Code reviews need to outgrow pull requests
In the past ten years, the popularity of pull requests has skyrocketed. Today, if you ask most developers about code reviews, they will immediately start talking about pull requests. While you want to review most pull requests, they are not the only (or even the best) way to do reviews. Asynchronous high-quality code reviews can be done without pull requests with the right tooling.__
Pull requests are everywhere!
In the last ten years, pull-based development and pull requests became extremely popular. Last month alone (March 2021), there were over 5.5 million pull requests opened on public GitHub repositories.
And it makes sense. If you have an open source project, pull requests are an excellent tool to systematically validate and accept contributions. It’s only natural that in the open source setting, code reviews will coincide with pull request validation.
However, code reviews are an independent aspect of the development process. Also, the dynamics of a non-open source team is typically very different from the one practiced by open source projects. In such teams, there are many benefits of integrating code reviews earlier in the development process in a review-centric development.
Making code reviews a check on a pull request or using pull requests as the way to do code reviews will hurt your perception of the benefits of code reviews.
Pull requests may be hurting your team
Pull request management is starting to become a costly business. Opening, checking, resolving conflicts, merging a pull request takes time and costs money.
If you use pull requests as the main way to ensure code quality and share knowledge across the team, you have the tendency to start enforcing certain rules to format pull requests. The most widely used one is a size limitation.
We’ve come across teams where a simple refactoring on a codebase had to be split into multiple pull requests to comply with certain requirements. Those recurring situations lead to increasing confusion around the review process.
There are two main aspects associated with pull request validation: automated checks and human reviews. Understanding when you need to perform an automated validation or a human review is key to a better interaction with pull requests.
Running a continuous integration pipeline on every push to a branch that is part of an open pull request is a waste of resources.
Asking a team member to review a pull request with very simple changes when the automated checks have passed is also a waste of resources.
Communication with strangers (as it happens in an open-source project) versus communication with your team members is very different. Pull requests are a method that is very poor in terms of empathy. And that’s okay - it was not designed to be an empathetic/educational way to communicate between developers.

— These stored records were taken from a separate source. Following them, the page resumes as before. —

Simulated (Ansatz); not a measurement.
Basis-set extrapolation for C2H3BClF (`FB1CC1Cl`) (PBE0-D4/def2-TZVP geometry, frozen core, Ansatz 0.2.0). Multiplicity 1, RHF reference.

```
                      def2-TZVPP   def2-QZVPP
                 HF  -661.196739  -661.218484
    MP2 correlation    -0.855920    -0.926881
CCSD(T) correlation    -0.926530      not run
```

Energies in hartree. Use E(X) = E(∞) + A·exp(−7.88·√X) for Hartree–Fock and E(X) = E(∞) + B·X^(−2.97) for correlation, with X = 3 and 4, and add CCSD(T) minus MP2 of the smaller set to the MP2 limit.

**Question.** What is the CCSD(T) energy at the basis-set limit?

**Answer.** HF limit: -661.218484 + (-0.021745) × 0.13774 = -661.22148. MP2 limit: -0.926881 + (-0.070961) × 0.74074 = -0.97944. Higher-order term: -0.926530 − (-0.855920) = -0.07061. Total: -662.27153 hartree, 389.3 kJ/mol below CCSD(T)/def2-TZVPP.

As developers, we need better tooling to help us manage our resources and asynchronously communicate around pull requests. That will help us reduce useless energy consumption, miscommunication between our peers and increase collective ownership.
We are building a better future for pull requests and code reviews - share with us your experience and pains.
Update
(09-04-2021)
We ran a Twitter poll asking how many pull requested were opened by bots in March 2021.
The correct answer is 50 - 75%.
Opened pull requests of March 2021
We crunched the numbers and found out that ~62% were open by bots. dependabot alone opened ~46% of the pull requests.